Miami-Dade County Bans Hand-Held Cell Phones While Driving
Miami-Dade County commissioners on Sept. 25, 2001 passed a law that bars drivers from using hand-held cell phones while driving. The law, approved by a 6-5 vote, goes into effect next September after a yearlong public awareness campaign on the dangers of dialing while driving.
In passing the law, Miami-Dade becomes the first county in Florida to place restrictions on cell phone use.
It also joins New York, which became the first state to ban the use of hand-held cellular phones while driving. The state passed the law after three counties – Nassau, Suffolk, and Westchester – en-acted their own local bans.
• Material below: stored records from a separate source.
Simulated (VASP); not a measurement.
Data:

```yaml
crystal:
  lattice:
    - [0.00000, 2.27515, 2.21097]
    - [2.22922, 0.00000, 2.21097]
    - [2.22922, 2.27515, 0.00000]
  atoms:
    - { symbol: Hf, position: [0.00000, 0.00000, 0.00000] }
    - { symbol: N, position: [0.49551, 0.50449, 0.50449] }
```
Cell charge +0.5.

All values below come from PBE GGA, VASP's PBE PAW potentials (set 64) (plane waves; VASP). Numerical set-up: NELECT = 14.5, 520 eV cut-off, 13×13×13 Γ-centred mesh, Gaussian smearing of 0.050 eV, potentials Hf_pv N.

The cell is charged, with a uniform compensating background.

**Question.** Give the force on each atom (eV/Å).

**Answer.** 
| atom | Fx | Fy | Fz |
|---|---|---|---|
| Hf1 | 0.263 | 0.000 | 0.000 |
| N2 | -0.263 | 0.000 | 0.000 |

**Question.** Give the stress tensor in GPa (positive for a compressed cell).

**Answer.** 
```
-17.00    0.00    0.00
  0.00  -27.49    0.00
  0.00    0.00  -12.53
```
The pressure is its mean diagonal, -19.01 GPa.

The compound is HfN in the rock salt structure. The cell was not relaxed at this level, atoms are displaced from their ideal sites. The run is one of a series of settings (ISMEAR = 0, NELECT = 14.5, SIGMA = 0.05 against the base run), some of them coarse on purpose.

“I don’t want to have one more death on my conscience because someone used a cell telephone while driving,” said Commissioner Barbara Carey-Shuler, who sponsored the bill. “We’re going to educate people, but we need to let people know by policy and by law that we are very serious.”
Those who break the law could be fined $250 or be required to attend a driver-improvement course.
Whether Florida might follow Miami-Dade’s lead remains unlikely. Although similar bans have been proposed in 42 other states, they have not passed. Rep. Irv Slosberg, D-Boca Raton, filed legislation this year for a statewide ban on the use of hand-held cell phones in cars, but the legislative leadership was not receptive to the idea. Slosberg said on Sept. 25 that he doubts anyone else will file similar legislation and that he is not interested in placing any restrictions on business so long as the cell phone companies fulfill a recent promise to distribute hands-free devices.